Making a long distance call over the Internet is getting a ton of media attention these days. But is it all that it's cracked up to be? In a word: Yes.
Large companies are starting to look at it as an alternative method of placing calls, and that has the traditional telephone companies scared stiff, and desperately trying to head them off.
There are basically two ways a long distance call can be made over the Internet.
Traditionally, it was between two computers on the Internet, and used the sound cards found in most computers. You installed a piece of software on both computers, and were able to talk to each other.
The leader in this software was a company known as VocalTec with a product called iPhone. The first versions of iPhone allowed for voice communications of a quality typically compared to CB radio. One person at a time could speak, and it sounded a little like you were talking in a tunnel.
As iPhone underwent several revisions, and the bandwidth of the Internet improved, the quality of voice communication is much clearer. Other software programs also have appeared to compete with iPhone.
It is not possible to carry on a two way (full duplex) conversation (that is where both parties can speak at exactly the same time and still hear one another, just like on a regular phone). However, you still require a computer on each end.

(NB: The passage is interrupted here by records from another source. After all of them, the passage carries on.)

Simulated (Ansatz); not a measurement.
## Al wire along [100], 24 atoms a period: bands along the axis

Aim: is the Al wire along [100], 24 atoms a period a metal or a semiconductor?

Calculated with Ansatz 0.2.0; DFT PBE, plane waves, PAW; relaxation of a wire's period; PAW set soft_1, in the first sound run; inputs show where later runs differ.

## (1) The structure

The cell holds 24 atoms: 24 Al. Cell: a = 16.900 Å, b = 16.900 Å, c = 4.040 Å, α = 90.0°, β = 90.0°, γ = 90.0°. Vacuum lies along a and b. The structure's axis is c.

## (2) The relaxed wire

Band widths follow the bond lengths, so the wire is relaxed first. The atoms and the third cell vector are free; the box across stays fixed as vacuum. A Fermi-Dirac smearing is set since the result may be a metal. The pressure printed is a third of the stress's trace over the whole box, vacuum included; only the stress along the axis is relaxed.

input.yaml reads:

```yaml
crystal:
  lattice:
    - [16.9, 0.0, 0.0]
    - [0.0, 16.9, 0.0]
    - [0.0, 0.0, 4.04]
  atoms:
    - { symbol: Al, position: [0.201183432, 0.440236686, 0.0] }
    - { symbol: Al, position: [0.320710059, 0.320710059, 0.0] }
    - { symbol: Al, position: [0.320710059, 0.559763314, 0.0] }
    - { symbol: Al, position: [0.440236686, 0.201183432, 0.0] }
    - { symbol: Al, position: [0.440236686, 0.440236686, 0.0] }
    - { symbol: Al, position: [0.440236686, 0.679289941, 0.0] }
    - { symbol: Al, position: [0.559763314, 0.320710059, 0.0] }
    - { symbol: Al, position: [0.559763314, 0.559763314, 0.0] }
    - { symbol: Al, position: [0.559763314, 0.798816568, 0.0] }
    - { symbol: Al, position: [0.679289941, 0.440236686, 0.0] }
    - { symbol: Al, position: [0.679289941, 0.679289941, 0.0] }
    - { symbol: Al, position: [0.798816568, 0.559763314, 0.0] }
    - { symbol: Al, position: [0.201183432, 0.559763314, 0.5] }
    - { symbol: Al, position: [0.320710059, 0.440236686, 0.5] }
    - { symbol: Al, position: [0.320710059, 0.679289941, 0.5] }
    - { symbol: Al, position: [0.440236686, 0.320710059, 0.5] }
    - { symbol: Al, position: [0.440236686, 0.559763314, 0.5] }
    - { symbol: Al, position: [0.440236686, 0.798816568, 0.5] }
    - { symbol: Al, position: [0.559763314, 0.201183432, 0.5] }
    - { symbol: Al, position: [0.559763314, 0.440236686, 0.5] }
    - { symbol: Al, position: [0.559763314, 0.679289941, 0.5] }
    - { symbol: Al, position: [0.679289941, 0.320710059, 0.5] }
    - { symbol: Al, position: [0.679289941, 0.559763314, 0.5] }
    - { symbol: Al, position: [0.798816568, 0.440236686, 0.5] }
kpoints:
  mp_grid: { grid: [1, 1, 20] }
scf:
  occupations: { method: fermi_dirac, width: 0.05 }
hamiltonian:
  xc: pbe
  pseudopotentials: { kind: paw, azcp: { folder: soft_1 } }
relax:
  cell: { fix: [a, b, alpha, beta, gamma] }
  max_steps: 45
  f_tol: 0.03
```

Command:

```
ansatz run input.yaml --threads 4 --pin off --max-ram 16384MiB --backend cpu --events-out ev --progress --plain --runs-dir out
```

The second method of using the Internet is to call through what is known as a PSTN gateway. PSTN stands for the Publicly Switched Telephone Network, and basically refers to what is commonly known as the "Bell Network". The PSTN is what connects the phone in your house to the house next door.
Now, gateways exist between the Internet and the PSTN. What that means, is that you can pick up your regular house phone, and dial a local number where you will be prompted for the long distance number you wish to call.
Then, your voice is digitized by the gateway, and transmitted over the Internet to a remote gateway, where it is returned to the PSTN, and the person you are calling simply answers their normal house phone.
The advantage to this is obvious. You can now use the Internet, and obtain its cost savings, without having to have a computer. You simply use a regular phone as usual. Your voice is being transmitted over the Internet, but frankly, who cares? The end result is the same as a normal long distance call.
Vienna Systems, a local company which is a Newbridge spin-off, is leading the way worldwide in this new gateway technology. I was able to obtain a demo of their system, and the quality is surprisingly good.
My staff have described it best with "Better than a cellular, but not quite as good as normal phone lines."
What is not the same, is the cost of that call. A large Bell company in the U.S. has started to offer calls to anywhere in the U.S. for 7c a minute. As these gateways become more common, prices should decrease even further.
Perhaps the best way to sum up this technology, is with the quote "For 7c a minute, who cares if you can hear a pin drop."